Being friends with your direct reports can cause problems. You need to treat everyone fairly, and if you’re besties with one employee and not others, you can be biased. And even if you’re perfectly fair, you still look biased, which isn’t good for morale.
But what can you be if you aren’t friends with your direct reports? A fifth-grade teacher gave her students these instructions:
You can’t be best friends with everyone, but you can
- Notice everyone
- Be friendly to everyone
- Make room for everyone
- Root for everyone
- Empathize with everyone
While the teacher meant this for students, not bosses, all the principles hold. Here’s what it could mean for you at the office.
Notice everyone
Management by walking around allowed you to say “hi” to everyone every day. It’s not that easy with people working from home or in different offices. As a manager, take the time to notice all your employees–and let them know. Say thank you for things, compliment people when appropriate, and keep up on employees’ major life events.
Be friendly to everyone
If someone is irredeemable and not worthy of friendly interactions, fire that person. If you don’t want to fire someone, be friendly. There’s a difference between friendly and friends. A friendly boss goes to lunch with all her employees from time to time. (One-on-one or in a group, and the boss pays.) A friendly boss wishes employees happy birthday, asks how employees’ kids or pets are doing, and doesn’t yell. You can give negative feedback while being friendly–no insults or attacks. Just be nice.
Make room for everyone
Is there a clique in your business? These can be easier to spot when everyone works in the office. If six people are in a group and five go to lunch together every day, you know the sixth is excluded. But it can be more challenging to see exclusion in a virtual world. Make sure you don’t exclude people. Ask people by name to share their opinions in group calls. Follow up with people if you haven’t heard from someone for a few days (it can happen when people are remote). Check in. Give everyone who worked on the project credit.
Root for everyone
Pop quiz: How do you react when your best employee comes to you and says, “Here are my two weeks’ notice. I’ve got a new job!”?
You can be angry and hurt, or you can offer congratulations. Try saying, “Wow! That’s a great move! You’ll be amazing!” Showing your enthusiasm for people helps a culture of collaboration and positivity grow.
When someone is struggling, give encouragement and praise when they succeed. Genuinely want people to succeed. Don’t use performance improvement plans just as documentation for a termination; approach them as a way to help your employee succeed.
Empathize with everyone
Just because your job is difficult, it doesn’t mean your direct reports don’t have difficult jobs as well. You may be a morning person and have no problem getting up for a 7 a.m. meeting with Europe, while your employee may be a night owl and struggle with those early morning meetings. Be kind. Empathize.
Try to look at things from other people’s viewpoints. If you can’t figure out where someone is coming from, ask them to explain again, repeat back what you think they mean, and try again if you’re wrong. You don’t have to agree with someone to empathize with them.

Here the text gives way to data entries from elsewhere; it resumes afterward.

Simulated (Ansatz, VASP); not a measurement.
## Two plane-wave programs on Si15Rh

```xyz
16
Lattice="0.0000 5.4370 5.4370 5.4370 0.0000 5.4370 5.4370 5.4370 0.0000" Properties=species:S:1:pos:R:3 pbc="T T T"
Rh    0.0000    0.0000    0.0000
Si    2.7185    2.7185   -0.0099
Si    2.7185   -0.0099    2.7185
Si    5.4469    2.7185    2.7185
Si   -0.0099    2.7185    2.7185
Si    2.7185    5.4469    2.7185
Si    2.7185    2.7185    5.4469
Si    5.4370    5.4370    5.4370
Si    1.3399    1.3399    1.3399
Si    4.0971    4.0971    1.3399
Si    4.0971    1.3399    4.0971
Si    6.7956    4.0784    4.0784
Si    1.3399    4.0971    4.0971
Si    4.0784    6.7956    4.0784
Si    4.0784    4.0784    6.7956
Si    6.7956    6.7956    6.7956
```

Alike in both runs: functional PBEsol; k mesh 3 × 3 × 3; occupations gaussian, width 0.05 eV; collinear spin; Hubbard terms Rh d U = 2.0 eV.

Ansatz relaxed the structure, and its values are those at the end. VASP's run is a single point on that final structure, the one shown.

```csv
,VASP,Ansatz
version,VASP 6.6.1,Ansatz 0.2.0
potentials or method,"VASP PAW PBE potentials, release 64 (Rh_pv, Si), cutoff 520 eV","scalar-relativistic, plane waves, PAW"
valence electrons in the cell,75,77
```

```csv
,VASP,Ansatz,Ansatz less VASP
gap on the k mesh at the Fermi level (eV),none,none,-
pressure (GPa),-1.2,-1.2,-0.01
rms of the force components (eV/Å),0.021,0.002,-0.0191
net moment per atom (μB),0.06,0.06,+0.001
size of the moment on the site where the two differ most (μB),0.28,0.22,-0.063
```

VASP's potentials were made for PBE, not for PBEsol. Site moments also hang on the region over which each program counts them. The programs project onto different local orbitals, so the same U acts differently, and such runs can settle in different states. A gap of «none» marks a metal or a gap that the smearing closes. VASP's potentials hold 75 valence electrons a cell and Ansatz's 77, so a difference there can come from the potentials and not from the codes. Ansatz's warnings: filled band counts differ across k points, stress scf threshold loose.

If you follow these few classroom tips, you can improve your management relationship with your employees. That’s worth your time.
This originally appeared at Inc: Instead of Being Friends With Your Employees, Do This
This is such a great explanation of how to maintain good professional boundaries but still keep the “human” in “human resources.” So much more helpful than (the true, but useless” “HR doesn’t get to have friends.”
I think you’re looking at the wrong angle on this problem. The issue isn’t that people don’t know how to maintain polite professional relationships. It’s that they don’t have a peer group within the company with which to make friends. Especially with WFH being so common these days, managers are increasingly isolated. They don’t have the opportunity to build relationships with people where friendships are not problematic. In the Before Times the company I work for had monthly meetings for all the project managers, in theory to discuss schedule and workload, but in reality to create exactly this sort of environment–a place where PMs can hang out with other PMs and build relationships. (Plus, the office manager always made sure there were leftovers for the rest of the office. )
If you put a human being into a group of other human beings, and isolate them from other groups, you don’t get to act surprised when said human builds friendships with some people and not others. If you want your managers to not be friends with their direct reports, create systems that allow them to build friendships with other managers.